We had a census last summer, remember?  And then we just had an election. Well, that must mean it is time for REDISTRICTING!

The media has conveniently neglected this most important aspect of election 2010.

Redistricting generally occurs every ten years after the census year.  The governor and the state houses do the heavy lifting and draw on maps after looking at the census population data.  If a state loses enough people it loses a congressional seat, if a state gains enough people it gains congressional seats. This is where the Tea Parties were most lethal to the Left. The Right picked up 680 state house seats! This is a staggering number and the Tea Parties are to be commended for this grassroots action. The GOP picked up/held the Governor’s mansion in 23 States while the Dems held on to the Governorship in California, New York, Maryland, Massachusetts, and Arkansas. The bickering and fighting of redistricting is usually decided by the party in power at the state level.

So, given the results of the 2010 election, there will be even more GOP seats in the Congress and state houses. Here’s why: the states that lost people (and don’t use an independent redistricting authority like New Jersey and Iowa): Ohio, Pennsylvania, Louisiana, Michigan, Illinois, New York, and  Minnesota will probably lose a congressional seat.  The Governor and the state house draw the districts.

New York, Illinois, and Minnesota will probably preserve a Democrat seat and try to combine it with a Republican held seat to remove the Republican seat if possible.
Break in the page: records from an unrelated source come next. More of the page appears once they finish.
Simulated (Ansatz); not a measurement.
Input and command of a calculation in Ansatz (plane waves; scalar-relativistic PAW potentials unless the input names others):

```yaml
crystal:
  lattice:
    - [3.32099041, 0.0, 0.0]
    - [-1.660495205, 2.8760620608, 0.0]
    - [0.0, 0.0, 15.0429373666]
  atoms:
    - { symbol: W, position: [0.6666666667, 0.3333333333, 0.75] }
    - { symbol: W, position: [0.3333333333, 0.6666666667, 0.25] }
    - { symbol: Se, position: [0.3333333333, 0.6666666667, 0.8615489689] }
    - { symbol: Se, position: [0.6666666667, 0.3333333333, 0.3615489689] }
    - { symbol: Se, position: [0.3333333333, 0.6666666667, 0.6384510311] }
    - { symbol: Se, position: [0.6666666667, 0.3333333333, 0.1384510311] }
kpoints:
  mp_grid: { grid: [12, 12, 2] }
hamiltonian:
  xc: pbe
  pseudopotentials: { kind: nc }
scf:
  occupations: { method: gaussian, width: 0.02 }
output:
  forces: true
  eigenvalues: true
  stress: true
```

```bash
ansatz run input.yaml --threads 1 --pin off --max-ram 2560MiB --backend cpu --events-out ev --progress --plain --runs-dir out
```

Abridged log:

Here’s the Rub, Pennsylvania, Ohio, Michigan, and Louisiana all have GOP governors now and GOP majority in the houses. They will try to remove a Democrat seat in favor of keeping the GOP seat.

The political landscape in PA, LA, MI, and OH will change to favor the GOP, the landscape in NY, IL, and MN stays the same as they remain Democrat.

Now, those people from the losing population states had to go somewhere, right? They all went to Texas and Florida. Both state have Republican Governors and Republican houses. Texas (this link from Huck) is going to gain 4 congressional seats, Florida will gain about 1 or 2 . There may be other southern states that gain as well.

So what does all of this data wonking mean? It means the election in 2010 with redistricting +/- of seats gives the GOP a net gain of approximately 6-8 seats changing hands form Democrat to Republican. It also give the GOP an easier time of getting re-elected and staying in power by reducing the number of gerrymandered Democrat districts and changing the landscape in which the contests occur. This will effect the 2012, 2014, 2016, 2018, 2020 elections directly in both the Congress and State Houses. This is the first of the far reaching effects of the Tea Parties.

THIS from Bob in Breckenridge: Not only are all the Democrats’ states losing population, which isn’t as important for redistricting, but the Democrats’ biggest plum, California, which will be losing congressional seats for the first time since the ’50s, also approved a ballot measure that will take redistricting out of the hands of the (almost all liberal) California legislators and turn it over to a Citizens Redistricting Commission, (this was a measure that George Soros was very again$t).

AND:

The first notable thing is Soros’ funding of the Secretary of State Project — which is basically an attempt to elect Secretaries of State around the country willing to impose Democratic-friendly election laws in an attempt to tilt the playing field in their favor on election day….Republicans won 17 of 26 races for Secretary of State taking six of those offices (Arkansas, Ohio, New Mexico, Colorado, Iowa and Kansas) from Democrats. Republicans now control 25 offices to Democrats 22.